Russia has signalled it may dial back its war aims to focus on eastern Ukraine after failing to break the nation's resistance in a month of fighting and attacks on civilians, including up to 300 feared killed in the bombing of a theatre.
The possible shift came ahead of a planned meeting by United States President Joe Biden with Ukrainian refugees in Poland and talks with his Polish counterpart Andrzej Duda in Warsaw before he gives a speech on the "brutal war", the White House said.
Russian President Vladimir Putin had ordered the February invasion to destroy Ukraine's military and topple pro-Western President Volodymyr Zelensky, bringing the country under Russia's sway.
But Sergei Rudskoi, a senior general, suggested a considerably reduced "main goal" of controlling Donbas, an eastern region already partly held by Russian proxies.
His surprise statement came as a Western official reported that a seventh Russian general, Lieutenant General Yakov Rezanstev, had died in Ukraine and that a colonel had been "deliberately" killed by his own demoralised men.
Complicating Moscow's challenges, invasion troops were facing a counteroffensive in Kherson, the only major Ukrainian city under Russian control.
Visiting Rzeszow, about 80 kilometres from Ukraine, Mr Biden praised Ukraine's "incredible" resistance, comparing the conflict to a bigger version of communist China's 1989 crushing of protests in Tiananmen Square.

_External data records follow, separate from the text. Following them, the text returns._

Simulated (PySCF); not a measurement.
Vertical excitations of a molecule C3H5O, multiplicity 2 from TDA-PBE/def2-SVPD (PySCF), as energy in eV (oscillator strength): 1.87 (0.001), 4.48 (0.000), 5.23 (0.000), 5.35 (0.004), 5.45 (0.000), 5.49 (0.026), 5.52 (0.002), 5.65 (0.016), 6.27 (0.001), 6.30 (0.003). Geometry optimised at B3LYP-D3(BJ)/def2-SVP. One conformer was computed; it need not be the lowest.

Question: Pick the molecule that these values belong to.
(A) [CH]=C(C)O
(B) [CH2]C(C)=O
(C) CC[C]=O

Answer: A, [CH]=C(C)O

Mr Biden told soldiers from the 82nd Airborne Division that the struggle in eastern Europe represents a historic "inflection point".
"Are democracies going to prevail... or are autocracies going to prevail? And that's really what's at stake," Biden said.
The US leader was briefed on the humanitarian situation, with more than 3.7 million refugees fleeing Ukraine, most of them into Poland.
A man rides a bicycle as black smoke rises from a fuel storage of the Ukrainian army following a Russian attack, on the outskirts of Kyiv, Ukraine, on Friday, 25 March, 2022. Source: AP / Rodrigo Abd
The plan is part of a sea change in the West, which for years has shrunk from direct confrontation with the Kremlin, but now seeks to make Mr Putin a pariah.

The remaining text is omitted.